But for students like Xeniya Slinkova, senior in community and regional planning who enjoys jogging regularly, the bugs have been more than just a mere annoyance. The aphids have affected her daily exercise routine.

“Now, I prefer to spend more time in the rec center than jogging around outside,” Slinkova said. “Honestly, there are just too many of them.”

Slinkova is not alone. Many students are thinking twice about being outdoors, opting to catch buses rather than walk, and taking new, longer routes away from shrubbery. Emily Kurimski, a senior in history who rides a bicycle to class, does not plan on changing her cycling habits, but finds the bugs unbearable.

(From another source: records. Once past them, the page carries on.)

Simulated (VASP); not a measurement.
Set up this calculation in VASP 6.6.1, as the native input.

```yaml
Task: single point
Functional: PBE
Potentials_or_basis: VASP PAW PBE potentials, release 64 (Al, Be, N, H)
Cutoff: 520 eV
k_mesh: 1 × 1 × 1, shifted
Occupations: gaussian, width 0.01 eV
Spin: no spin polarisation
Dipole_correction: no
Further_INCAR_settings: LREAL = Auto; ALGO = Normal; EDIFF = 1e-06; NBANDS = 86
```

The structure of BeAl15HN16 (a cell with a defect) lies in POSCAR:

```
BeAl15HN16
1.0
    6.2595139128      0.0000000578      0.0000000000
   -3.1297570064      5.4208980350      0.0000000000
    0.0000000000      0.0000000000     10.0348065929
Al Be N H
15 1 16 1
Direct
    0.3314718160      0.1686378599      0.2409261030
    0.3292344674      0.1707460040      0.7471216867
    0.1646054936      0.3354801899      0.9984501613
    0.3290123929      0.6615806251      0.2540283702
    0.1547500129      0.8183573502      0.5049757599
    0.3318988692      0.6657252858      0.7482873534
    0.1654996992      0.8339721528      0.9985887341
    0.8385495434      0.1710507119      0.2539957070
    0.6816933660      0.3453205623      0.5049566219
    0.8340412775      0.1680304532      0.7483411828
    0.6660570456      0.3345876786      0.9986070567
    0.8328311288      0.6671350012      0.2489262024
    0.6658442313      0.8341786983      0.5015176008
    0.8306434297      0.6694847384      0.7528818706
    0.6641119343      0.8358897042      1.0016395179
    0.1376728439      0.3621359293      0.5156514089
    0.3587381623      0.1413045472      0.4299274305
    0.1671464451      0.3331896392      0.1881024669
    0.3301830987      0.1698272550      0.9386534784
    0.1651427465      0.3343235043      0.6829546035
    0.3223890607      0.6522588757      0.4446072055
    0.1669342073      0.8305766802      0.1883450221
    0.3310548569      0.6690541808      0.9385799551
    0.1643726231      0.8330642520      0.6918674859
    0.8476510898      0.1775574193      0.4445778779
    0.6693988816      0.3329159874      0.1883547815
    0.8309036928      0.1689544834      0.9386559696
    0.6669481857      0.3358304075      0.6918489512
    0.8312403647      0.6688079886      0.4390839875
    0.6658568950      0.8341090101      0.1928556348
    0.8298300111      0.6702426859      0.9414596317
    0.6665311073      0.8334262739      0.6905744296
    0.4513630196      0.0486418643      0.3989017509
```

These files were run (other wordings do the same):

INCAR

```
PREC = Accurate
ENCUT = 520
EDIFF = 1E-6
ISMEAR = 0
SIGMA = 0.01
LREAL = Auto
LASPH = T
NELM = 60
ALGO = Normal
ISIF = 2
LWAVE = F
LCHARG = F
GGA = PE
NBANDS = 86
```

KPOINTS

“I’ve never noticed it this bad before,” Kurimski said. “It’s absolutely miserable. I can’t ride through campus without getting them in my eyes and nose.”

Aside from being found in the mouths, noses, hair and other unspecified places on and in student bodies, bugs are popping up mysteriously in textbooks, cell phones, dorm rooms, kitchen sinks and inches away from students’ teeth.

Les Lawson, manager of Campus Services said, “It’s unpleasant, but it happens.”

Lawson is responsible for taking care of the grounds on campus. He said that although the aphids are a serious annoyance to students, Campus Services has its hands full taking care of other pest problems, such as the congregation of bees on campus, and does not plan to take any actions to exterminate the aphids.

“We could spray them today and they’d be back tomorrow,” Lawson said. “They’re just too numerous.”

Lawson noted that Asian lady beetles feed on aphids and are expected to be the next insect outbreak on campus, but said that pesticides would be wasted on the aphids and could also be detrimental.

“Any time you start killing one bug, you start killing other bugs that are beneficial to the environment,” said Lawson.

Yet both Hodgson and Lawson agreed that the aphids should not be around for much longer. They said that aphids usually settle down and lay eggs during the winter and will not be seen around campus as much.

For students who find it difficult to cope with the insects before winter, the two had the same words of advice: “Stay inside.”

Otherwise, students attempting to navigate through the persistent packs of pests are encouraged to keep their heads down and try not to let these unwelcome guests bug them.